The Manhattan Institute last year commissioned polls in a number of states on public attitudes regarding government workers. One of the questions dealt directly with an issue the Michigan Legislature will face during a one-day session scheduled for Aug. 15: closing the school pension system to new employees, and instead giving them generous 401(k) contributions.

Here’s what 400 Michigan voters were asked about the issue in a poll conducted by Douglas E. Schoen, LLC between Aug. 29 and Sept. 5, 2011, and what they thought:

Do you favor or oppose moving all new public employees from a defined benefit plan to a defined contribution plan?

TOTAL FAVOR: 51 percent

TOTAL OPPOSE: 36 percent

Strongly favor: 30 percent

Somewhat favor: 20 percent

Strongly oppose: 19 percent

Somewhat oppose: 17 percent

Not sure: 13 percent

The Michigan Senate has already voted for a bill to do what the majority in this poll supported — to close the “defined-benefit” school pension system to new employees (Who Voted "Yes" and Who Voted "No"). The Michigan House has voted instead to keep enrolling new school employees into a somewhat less generous defined-benefit pension system (Who Voted "Yes" and Who Voted "No")

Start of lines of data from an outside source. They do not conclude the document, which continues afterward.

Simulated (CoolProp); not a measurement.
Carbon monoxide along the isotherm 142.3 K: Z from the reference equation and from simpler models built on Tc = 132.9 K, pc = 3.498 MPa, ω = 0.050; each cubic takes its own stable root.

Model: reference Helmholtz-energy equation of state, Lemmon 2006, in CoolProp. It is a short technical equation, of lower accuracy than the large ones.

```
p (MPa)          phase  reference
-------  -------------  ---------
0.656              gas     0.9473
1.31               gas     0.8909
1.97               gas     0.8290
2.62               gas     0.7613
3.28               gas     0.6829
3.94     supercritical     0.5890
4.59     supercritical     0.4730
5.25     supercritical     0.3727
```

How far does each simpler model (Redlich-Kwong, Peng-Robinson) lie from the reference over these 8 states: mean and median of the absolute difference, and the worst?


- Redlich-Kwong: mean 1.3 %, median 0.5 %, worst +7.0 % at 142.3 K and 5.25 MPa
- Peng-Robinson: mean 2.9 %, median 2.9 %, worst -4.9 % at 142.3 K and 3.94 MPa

Michigan taxpayers are currently on the hook for $27.8 billion in unfunded school and state government employee pension liabilities, an amount that increased $6.1 billion in just the last year and $12.7 billion in two years. Under the Senate-passed pension reform bill, no new long-term taxpayer liabilities would be created when new school employees are hired. Under the House-passed version, every new hire creates new long-term taxpayer liabilities. Based on the state’s record of chronic pension underfunding, the likelihood is high that these, too, will eventually become unfunded liabilities.